Contrary to popular belief, we don’t need to recycle paper to save our trees. Unlike some other materials, trees are a renewable resource–if managed properly. Some forestry companies would rather clear-cut virgin stands of old growth trees than waste time and money on replanting.

But there are initiatives for better standards. The Forest Stewardship Council, for example, is a stakeholder-owned organization that promotes responsible forest management worldwide. By controlling our forests, we can continue to sustain and harvest this renewable resource without worrying that we’ll run out of trees.

So if recycling paper isn’t as eco-friendly as we’d hoped, what about other materials?

Glass is best recycled because it cannot be burned and takes over 4,000 years to decompose. But as with paper, only 40 percent of the energy is saved by recycling.

Steel and Aluminum recycling saves high amounts of energy (recycled aluminum saves an astounding 95 percent), but most metallic waste comes from industries such as construction and mining. Most big companies do recycle, but the average household recycles a relatively small amount.

Plastic recycling saves fossil fuels and keeps plastic packaging out of our landfills. However, considering the amount of bad plastics out there that leach chemicals into your food and water, you’re far better off reducing the amount of plastic in your home.

Recycling–a Last Resort

Ultimately, recycling mostly makes us feel good and gives us the psychological benefit of knowing we’re doing our small part to save our planet. The commercial and manufacturing sectors also love recycling because it means they can keep making products and we can keep consuming them.

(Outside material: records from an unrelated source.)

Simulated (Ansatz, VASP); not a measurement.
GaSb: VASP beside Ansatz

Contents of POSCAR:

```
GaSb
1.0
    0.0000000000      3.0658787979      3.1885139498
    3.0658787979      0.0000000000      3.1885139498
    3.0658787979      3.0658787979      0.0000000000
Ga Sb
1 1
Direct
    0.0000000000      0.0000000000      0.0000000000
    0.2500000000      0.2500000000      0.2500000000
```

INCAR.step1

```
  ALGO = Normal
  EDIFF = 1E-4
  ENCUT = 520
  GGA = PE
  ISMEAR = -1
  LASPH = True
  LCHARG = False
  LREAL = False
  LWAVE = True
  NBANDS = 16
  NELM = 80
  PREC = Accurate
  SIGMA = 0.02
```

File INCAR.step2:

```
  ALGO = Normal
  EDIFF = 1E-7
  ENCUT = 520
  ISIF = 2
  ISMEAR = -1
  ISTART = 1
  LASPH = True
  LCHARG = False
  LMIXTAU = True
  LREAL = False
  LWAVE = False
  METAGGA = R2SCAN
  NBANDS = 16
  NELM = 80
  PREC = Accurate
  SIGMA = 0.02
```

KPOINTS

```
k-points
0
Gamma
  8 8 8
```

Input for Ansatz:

But, as environmentalist William McDonough says in his book Cradle to Cradle (North Point Press, 2002), “Recycling is an aspirin, alleviating a rather large collective hangover of overconsumption.”

We are repeatedly told to reduce, reuse, and recycle, but how many of us get hung up on the final R? Reduce, reuse, recycle is not a mantra, it’s a hierarchy–and reducing comes first. According to McDonough, “The best way to reduce any environmental impact is not to recycle more, but to produce and dispose of less.”

If we’re going to alleviate global warming, recycling alone just won’t cut it. We need to make fundamental changes to our lifestyles and consumption patterns. Being eco-friendly doesn’t mean you have to renounce all your world’s possessions or join a hippie commune–all it takes is a little imagination to think outside the blue box.

Reduce

There are many simple ways to put that first R into action and cut back on waste:

  • Buy products with little or no packaging, or spend money on good quality items that will last a long time.
  • Stay away from the mall.
  • Live a simple, uncluttered life; it will benefit your mental well-being as well as the environment.
  • Reconnect with the earth and grow your own food in your backyard or community garden.

Reuse

There are also many practical ways to reuse products:

  • Buy second-hand goods, or sell your own.
  • Use glass jars for food storage and plastic containers to store nonedible items.
  • On your next grocery shopping trip, take your plastic bags back to the store and use them again.
  • The list is endless–check out the Internet for more ideas. Leave recycling as a last resort.

The Recycling Process

Where does all that stuff in the blue box go after curb pickup? Here’s a rundown.

Paper

  1. After sorting, inks are removed with a chemical wash in a large vat.
  2. De-inked paper is pulped and pushed through screens to remove contaminants.
  3. Pulp may be bleached with hydrogen peroxide, chlorine dioxide, or oxygen.
  4. The pulp is mixed with new wood fibre and sprayed onto a wire screen.
  5. The resulting sheet is then dried, trimmed, rolled, and shipped out.

Plastic

  1. At a sorting facility, unusable plastics and contaminants are removed.
  2. The plastics are then washed and chopped into flakes.
  3. Flakes are dried and then melted in a furnace.
  4. Molten plastic is forced through a fine screen to remove contaminants.
  5. The plastic is squeezed into long strands, cooled, chopped, and sold.

Aluminum Cans

  1. Cans are sorted with giant magnets that remove ferrous metals.
  2. Sorted cans are condensed into briquettes and shipped to aluminum companies.
  3. Condensed cans are shredded, crushed, and burned (to remove labels).
  4. The resulting chips are melted down and mixed with virgin aluminum.
  5. Molten aluminum is poured into heavy blocks, rolled into sheets, and shipped.

Glass

  1. At a sorting facility, coloured and clear glasses are separated.
  2. Large contaminants are removed by hand, and then the glass is crushed.
  3. Magnets, screens, and vacuums remove smaller contaminants.
  4. Crushed glass is mixed with raw materials and melted in a furnace.
  5. Molten glass is poured into bottle or jar moulds, cooled, and shipped.